THE irony is unmistakable. A new national report card says Ohio and Michigan are preparing more high school students for higher education but making it less affordable for many of them to even consider college.
The conflicting message high school students receive is study hard, take advanced courses to be ready for the rigors of college, and, oh , by the way, lots of luck to you and your folks on that tuition thing.
Both Ohio and Michigan received an "F" in college affordability in a biennial report called "Measuring up 2006." The two states got the same failing grade in 2004.
The research was conducted by the National Center for Public Policy and Higher Education, a nonprofit, nonpartisan California group.

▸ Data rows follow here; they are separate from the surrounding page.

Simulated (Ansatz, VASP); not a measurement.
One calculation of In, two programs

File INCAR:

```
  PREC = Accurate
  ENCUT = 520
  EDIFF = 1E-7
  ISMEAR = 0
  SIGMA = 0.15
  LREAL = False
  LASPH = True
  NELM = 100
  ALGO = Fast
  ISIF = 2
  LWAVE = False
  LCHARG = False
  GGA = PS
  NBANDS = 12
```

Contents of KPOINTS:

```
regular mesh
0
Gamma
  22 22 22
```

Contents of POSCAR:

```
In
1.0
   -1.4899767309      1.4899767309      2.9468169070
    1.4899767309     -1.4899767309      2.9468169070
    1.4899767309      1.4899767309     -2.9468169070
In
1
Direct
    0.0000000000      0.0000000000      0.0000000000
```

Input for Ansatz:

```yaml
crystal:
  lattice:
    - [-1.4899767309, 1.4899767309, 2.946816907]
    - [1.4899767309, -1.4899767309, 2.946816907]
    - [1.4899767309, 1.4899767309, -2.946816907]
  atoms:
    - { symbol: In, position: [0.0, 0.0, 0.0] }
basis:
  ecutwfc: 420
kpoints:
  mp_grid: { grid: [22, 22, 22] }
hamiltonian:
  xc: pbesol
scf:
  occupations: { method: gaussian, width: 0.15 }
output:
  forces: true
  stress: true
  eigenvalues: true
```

The latest report continues to bode poorly for future Ohio and Michigan job opportunities in the knowledge-based economy. It is even more alarming that the two Midwestern states are among 43 in the country that failed the college affordability test.
Our collective reluctance as a nation to invest in higher education likens us to ostriches with their head in the sand. Somehow, if we ignore the problem that keeps higher education out of reach for many, perhaps it will go away, college enrollments will soar, and great jobs will suddenly appear.
Nationally, over the past decade, the number of students enrolling in college by age 19 has declined. Students who can't afford tuition either decide to work until they can or conclude that the cost makes higher education prohibitive to pursue.
When that happens, the widespread rewards of having a more educated population go wanting. And states like Ohio and Michigan that once staked their fortunes on robust manufacturing and agricultural economies fall further behind the competitive curve.
Eventually the gap between those economies clinging to past glories and those marching ahead with skilled, educated work forces widens beyond recovery.
A spokesman for the Ohio Board of Regents said the state's failing grade with higher education costs was no surprise. Ohioans tend to regard a college education as more a private good for individuals, said Jamie Abel, and not as a broader public benefit with fruitful economic dividends.
"It's still troublesome because we still have a great number of Ohioans who need to get more education and price is oftentime one of the biggest barriers," he said.
The real shame is how price is shortchanging a generation of Ohioans who, according to the national study, are making significant strides in their academic readiness for college.
"We are at our greatest weakness in terms of affordability," said Robert Sheehan, interim provost and executive vice president for academic affairs at the University of Toledo.
"The state has not kept up its commitment for the affordability for higher education," he said.
That is painfully clear in our failing grade as well as our long term economic outlook.